In the weeks before the start of the Iraq war, a literary controversy
engulfed the White House. First lady Laura Bush wanted to host a poetry
symposium on Feb. 12, 2003, but one of the invited guests, Sam Hamill,
blanched at the invitation, saying it was hypocritical of the Bush
administration to honor Walt Whitman and Langston Hughes at the same time it
was planning to unleash firepower in the Persian Gulf. Within days, Hamill
had elicited thousands of poems against the war, the symposium was canceled
-- and a new anti-war movement had begun.

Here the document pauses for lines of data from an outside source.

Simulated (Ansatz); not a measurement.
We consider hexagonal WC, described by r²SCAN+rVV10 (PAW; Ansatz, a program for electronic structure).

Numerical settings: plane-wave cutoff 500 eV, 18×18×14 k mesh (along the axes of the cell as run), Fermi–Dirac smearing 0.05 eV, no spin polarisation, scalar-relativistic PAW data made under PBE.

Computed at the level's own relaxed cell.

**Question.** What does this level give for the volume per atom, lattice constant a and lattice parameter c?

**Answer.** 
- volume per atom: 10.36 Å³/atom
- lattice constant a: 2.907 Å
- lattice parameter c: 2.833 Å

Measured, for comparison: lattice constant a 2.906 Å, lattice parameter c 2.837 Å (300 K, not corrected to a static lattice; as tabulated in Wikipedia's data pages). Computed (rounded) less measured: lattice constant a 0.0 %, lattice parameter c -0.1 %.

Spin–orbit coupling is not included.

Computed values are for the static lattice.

Hamill is still upset at the Bush administration, as evidenced by "Voices
in Wartime," an important new documentary that looks at the ways in which
poetry helps people come to terms with conflict. Soldiers write poetry on
the battlefield. Generals read poetry in their war rooms. Anti-war
protesters write poetry in their homes. And poets write (and read) their
poems wherever they can -- including in front of the White House, if that's
what it takes to make a difference.
For more than 3,000 years, people have relied on poetry to voice their
pain and anguish about war, according to "Voices in Wartime," which features
the words of Whitman (read by Garrison Keillor), Hughes, Lord Tennyson and
many lesser-known poets, including Alexandra Sanyal, a 9-year-old from
Boston who recites a work about snow: "So fluffy and soft ... I like to run
and jump into it ... Snow stops war and fights that lead to killing. So,
snow -- come today."
Filmmaker Rick King goes to Iraq to get two Iraqi poets on camera, one of
whom (Ali Habash) criticizes the U.S. occupation, saying that Americans are
just cowboys and that his country is actually worse off without Saddam
Hussein. Besides being a study on poetry in wartime, "Voices" is an astute
history of war, thanks to the commentary of New York Times reporter Chris
Hedges (author of "War Is a Force that Gives Us Meaning"), Nation writer
Jonathan Schell (author of "The Unconquerable World: Power, Nonviolence, and
the Will of the People") and others who point out that modern warfare claims
civilian casualties at an alarming rate compared with World War I. "The only
way to understand war," Hedges says, "is to understand war through the eyes
of the victims."
Along with words that trigger strong feelings, "Voices in Wartime" shows
us affecting images of soldiers and civilians.
It's a potent mix that underscores the filmmaker's belief that war should
be avoided if at all possible. Even the military figures interviewed in
"Voices in Wartime" support the conclusion that war is hell. King gets a lot
of voices into his documentary. The time goes quickly -- too quickly,
really. This is a film that provides a context and perspective that's too
often missing from the national conversation about armed conflict.
-- Advisory: This film has images of dead bodies.